Fraud Abroad? The Fourth Circuit Clarifies When Defendants May Be Prosecuted In The United States for International Fraud.

This month, the Fourth Circuit issued its decision in United States v. Elbaz, 52 F.4th 593 (4th Cir. 2022) on rehearing. The Fourth Circuit clarified that the federal wire fraud statute does not apply extraterritorially, but that the use of United States wires to conduct foreign fraud can justify U.S. prosecution. This has ramifications for digital fraud and for venue challenges to traditional fraud prosecutions.

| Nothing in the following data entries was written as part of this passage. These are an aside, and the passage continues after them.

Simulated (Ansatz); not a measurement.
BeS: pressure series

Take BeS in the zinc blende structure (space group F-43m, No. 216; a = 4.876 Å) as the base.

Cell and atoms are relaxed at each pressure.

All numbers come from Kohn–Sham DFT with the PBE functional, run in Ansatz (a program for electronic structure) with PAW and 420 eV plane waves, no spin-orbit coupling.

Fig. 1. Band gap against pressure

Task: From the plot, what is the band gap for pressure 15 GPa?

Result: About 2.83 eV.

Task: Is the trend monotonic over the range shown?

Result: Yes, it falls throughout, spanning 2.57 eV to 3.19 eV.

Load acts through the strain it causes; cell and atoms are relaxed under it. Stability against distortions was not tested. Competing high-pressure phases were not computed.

The key conduct in the case occurred in Israel. Lee Elbaz, her co-conspirators, and several companies offered investors “binary option” contracts. Like normal option contracts, investors were paying a premium based on speculation that an asset would be above or below a certain strike price at the contract’s expiration. Unlike normal options, the owner does not have the right to purchase the underlying asset, nor is the potential profit related to the difference between the actual and strike price at expiration. Rather, the profits are fixed. Moreover, the timeframe is typically very short: minutes or hours. To use the court’s illustration:

[A] binary option might expire in five hours with a “strike price” of $70 for a certain stock. In other words, it’s a bet that the price of a certain stock will be above $70. And the option will have a payout if you win—let’s say $100—and a cost to buy, let’s say $40. If the stock price is above $70 at expiration, you get $100, and so you profit $60. If the stock price is $70 or lower, you get nothing, and lose your $40.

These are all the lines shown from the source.